Portable coordinate measuring machines (CMMs) are different from traditional CMMs as they most commonly take the form of an articulated arm, laser tracker, laser radar, photogrammetric camera or other mobile device used for the in-place measurement of a part or assembly. In 1995, data acquisition was notably enhanced with the first integration of a hand scanner with a portable arm. In 2005, the hand scanner was incorporated with a laser tracker.



Flying Dot Technology

Scanners most often are used to acquire coordinate data from large industrial parts and assemblies; soft or delicate parts made from clay, foam or textiles; or sensitive surfaces that cannot be touched such as a telescope lens or a museum artifact. Each application presents a host of issues for the metrologist-various surfaces of an object, reflectivity, differing lighting scenarios in the measurement environment.

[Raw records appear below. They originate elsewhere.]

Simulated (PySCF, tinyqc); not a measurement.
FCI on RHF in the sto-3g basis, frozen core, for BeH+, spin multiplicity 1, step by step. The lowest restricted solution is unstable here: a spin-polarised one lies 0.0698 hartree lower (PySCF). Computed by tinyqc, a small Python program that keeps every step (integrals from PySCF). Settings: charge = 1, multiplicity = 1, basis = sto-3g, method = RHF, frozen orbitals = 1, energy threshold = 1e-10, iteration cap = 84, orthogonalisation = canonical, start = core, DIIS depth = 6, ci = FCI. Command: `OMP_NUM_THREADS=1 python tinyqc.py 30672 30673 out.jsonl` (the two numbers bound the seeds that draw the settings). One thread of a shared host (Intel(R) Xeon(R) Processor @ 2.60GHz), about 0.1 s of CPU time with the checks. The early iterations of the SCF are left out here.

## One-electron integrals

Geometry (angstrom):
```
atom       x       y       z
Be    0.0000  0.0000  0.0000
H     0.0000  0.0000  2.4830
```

Based on these challenges, the most significant new scanning advancement is the breakthrough flying dot technology. Laser line scanners employ this new feature to automatically adjust the laser intensity to obtain the best measurement of an object’s exterior, such as shiny metallic or dark surfaces.

The secondary reflections on concave parts of an object, such as mirror-like surfaces on machined parts, get reflected back into the imager and are very difficult to filter out. Here is an example of a poor quality scan from a laser line scanner caused by spurious reflections from a machined surface. Source: Hexagon Metrology

Triangulation Approach to Scanning

The triangulation laser scanner is an active sensor that actively projects a light pattern to probe the environment. The triangulation laser shines a collimated laser beam on the subject and exploits a camera to look for the location of the laser spot. Depending on how far away the laser strikes a surface, the laser dot appears at different places in the camera’s field of view. This technique is called triangulation because the laser dot, the camera and the laser emitter form a triangle.

The length of one side of the triangle, the distance between the camera and the laser emitter, is known. The angle of the laser emitter corner also is known. The angle of the camera corner can be determined by looking at the location of the laser dot in the camera’s field of view. These three pieces of information fully determine the shape and size of the triangle and give the location of the laser dot corner of the triangle.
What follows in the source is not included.